When Karen Nussbaum, director of the Women's Bureau in the Department of Labor, was introduced recently to a group of activists by Deputy Director Delores Crockett, Crockett said, "We always used to have to sit down the new political appointee and explain what working women's issues were. This woman didn't have to be broken in."

Indeed, Nussbaum was spurred to activism while a secretary at Harvard University in 1973. She was alone in the office one day when "a male student came in, looked me right in the eye, and asked, 'Isn't anybody here?'" Soon afterward, she founded 9to5, the National Association of Working Women, with the goal of organizing "pink-collar" workers to improve their wages and working conditions.

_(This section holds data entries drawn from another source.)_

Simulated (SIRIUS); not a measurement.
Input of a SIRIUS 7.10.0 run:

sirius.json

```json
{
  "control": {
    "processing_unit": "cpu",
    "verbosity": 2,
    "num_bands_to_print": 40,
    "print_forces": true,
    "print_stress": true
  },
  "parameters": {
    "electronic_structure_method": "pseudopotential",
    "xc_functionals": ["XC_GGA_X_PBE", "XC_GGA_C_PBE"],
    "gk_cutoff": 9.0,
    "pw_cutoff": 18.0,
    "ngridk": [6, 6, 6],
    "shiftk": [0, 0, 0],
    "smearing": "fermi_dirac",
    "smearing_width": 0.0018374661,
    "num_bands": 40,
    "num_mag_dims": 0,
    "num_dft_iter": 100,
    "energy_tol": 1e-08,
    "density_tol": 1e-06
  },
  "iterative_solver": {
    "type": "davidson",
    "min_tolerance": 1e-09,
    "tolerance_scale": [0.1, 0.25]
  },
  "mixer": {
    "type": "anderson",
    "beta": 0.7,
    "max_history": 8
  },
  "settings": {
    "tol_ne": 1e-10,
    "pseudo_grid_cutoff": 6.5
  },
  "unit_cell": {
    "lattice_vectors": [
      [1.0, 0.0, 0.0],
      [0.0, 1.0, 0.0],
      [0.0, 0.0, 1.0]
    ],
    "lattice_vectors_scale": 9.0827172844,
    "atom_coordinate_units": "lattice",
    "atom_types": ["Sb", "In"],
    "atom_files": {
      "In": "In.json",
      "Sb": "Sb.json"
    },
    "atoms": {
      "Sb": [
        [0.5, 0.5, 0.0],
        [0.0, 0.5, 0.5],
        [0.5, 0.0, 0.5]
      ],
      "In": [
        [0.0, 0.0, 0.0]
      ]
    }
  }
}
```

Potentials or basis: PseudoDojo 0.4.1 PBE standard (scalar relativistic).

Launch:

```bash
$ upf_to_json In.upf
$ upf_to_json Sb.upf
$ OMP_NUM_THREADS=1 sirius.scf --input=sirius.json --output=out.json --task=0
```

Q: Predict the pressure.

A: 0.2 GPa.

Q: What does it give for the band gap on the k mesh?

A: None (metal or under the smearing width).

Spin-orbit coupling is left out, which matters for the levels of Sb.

Nussbaum toiled for years as an outsider-advocate for women. Now she speaks from the inside, having been appointed to the bureau by Bill Clinton last year. She's the driving force behind "Working Women Count!," a groundbreaking survey being distributed to millions of American women in the workforce and at home via labor unions, businesses, activist groups, and the media. Results are due out in October, and will help Nussbaum determine public policy for the nation's 58 million working women. (For a copy of the survey's findings, call the Women's Bureau at 1-800-827-5335.)

Labor Secretary Robert Reich, Nussbaum's immediate boss, is a strong supporter of her work with average working women. By contrast, Labor Secretaries Elizabeth Dole and Lynn Martin focused on upper management women's woes with a "Glass Ceiling Initiative."